With VinExpo approaching—where the business side of the wine world meets before knocking off for summer vacation—what had been a rather sleepy en primeur campaign for the potentially tremendous 2010 vintage suddenly took on new life this week with the release of prices from a few top estates.
Both Châteaus Pontet-Canet (2010 barrel tasting score: 96-99 points) and Gruaud-Larose (93-96) released their 2010 pricing in what should spark many of their colleagues to follow suit. Château Pontet-Canet released its first tranche at 100 euros, a price owner Alfred Tesseron said he derived from the average of three tranches for his 2009, plus 8.3 percent. Château Gruaud-Larose also opened with its pricing and is now being offered at 61 euros by the trade, up from 50 euros for the 2009. The futures prices to U.S. consumers will increase as the wine moves through the distribution chain, with the exchange rate also playing a big role.
Up until now, the 2010 en primeur campaign had been decidedly quiet, with mostly a handful of cru bourgeois or petits châteaus such as Caronne-Ste.-Gemme, Citran, Fougas Maldoror, Lanessan, Paloumey and others releasing their prices. That group kept their prices basically in line with those of 2009.
“Up until today interest has been very, very light,” said Daniel Posner, owner of Grapes The Wine Company, an independent retailer in White Plains, N.Y. “And except for those people with lots of discretionary income, I expect interest to stay light, with the exception of maybe a few names like Pontet-Canet, which we have gone heavy on for several years. The pricing is pretty ugly for some of the big names, as with the exchange rate, you basically have to factor in the dollar at 1.5 to the euro, and it makes things look ludicrous.” Posner will offer the 2010 Pontet-Canet to customers for about $190 per bottle.
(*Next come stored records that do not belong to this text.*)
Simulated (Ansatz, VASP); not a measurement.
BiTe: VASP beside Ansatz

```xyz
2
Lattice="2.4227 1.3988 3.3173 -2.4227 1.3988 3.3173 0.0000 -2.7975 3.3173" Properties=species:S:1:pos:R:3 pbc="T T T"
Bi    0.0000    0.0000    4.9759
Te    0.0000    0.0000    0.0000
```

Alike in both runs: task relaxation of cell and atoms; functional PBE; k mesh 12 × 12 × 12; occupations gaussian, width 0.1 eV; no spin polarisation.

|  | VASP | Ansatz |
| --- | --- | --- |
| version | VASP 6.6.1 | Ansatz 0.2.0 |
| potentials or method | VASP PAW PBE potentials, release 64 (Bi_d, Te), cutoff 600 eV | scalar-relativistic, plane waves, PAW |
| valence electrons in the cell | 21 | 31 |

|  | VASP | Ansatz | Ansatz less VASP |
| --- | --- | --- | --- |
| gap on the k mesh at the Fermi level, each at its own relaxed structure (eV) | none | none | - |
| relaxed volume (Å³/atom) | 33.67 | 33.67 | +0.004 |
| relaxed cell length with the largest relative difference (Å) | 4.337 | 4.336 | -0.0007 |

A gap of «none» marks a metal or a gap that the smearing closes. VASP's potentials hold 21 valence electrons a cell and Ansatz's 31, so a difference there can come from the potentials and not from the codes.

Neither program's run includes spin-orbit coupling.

While the 2010 vintage is marked by classic-level quality wines on both the Right and Left Banks, there had been some trepidation going into the en primeur campaign following the 2009s, the most expensive en primeur pricing in history. Many Bordelais wondered if the global market, which is still experiencing economic woes, as well as the calamitous events in Japan, could sustain another high-priced Bordeaux vintage. And for the U.S. market in particular, was there even interest on the part of consumers, who seem to have grown tired of Bordeaux in recent years? With some of the bigger names now releasing their pricing, early signs seem to point to cherry picking, rather than widespread buying.
Château Pontet-Canet has raised its en primeur prices for its potentially classic-quality 2010 vintage.
“There’s clearly buying interest,” said Mathieu Chadronnier, general director at C.V.B.G., one of Bordeaux’s biggest négociant houses. “But selectively. In the early stages of the campaign, there was interest for selected ‘good deals.' Now the focus is very much on the strongest brands. Pontet-Canet is a roaring success for instance.”
While 2010 pricing for the most recognizable names seems likely to exceed 2009's, there are some deals to be had. Château Malartic-Lagravière owner Jean-Jacques Bonnie released his 2010 red at just under 35 euros, down from his ’09 price of 36 euros. The move seems to be helping, too.
“Yes, we reduced the price and more than half of the allocations are already confirmed, even though a lot of wines were released just after us, which had the négociants quite busy,” said Bonnie. “The advice we got was to stop waiting to release the wine and decrease the price, which was what the traditional markets where expecting. Even if China is becoming a bigger buyer, considering the expectation of the traditional distribution markets, [the decrease] has been well-received.”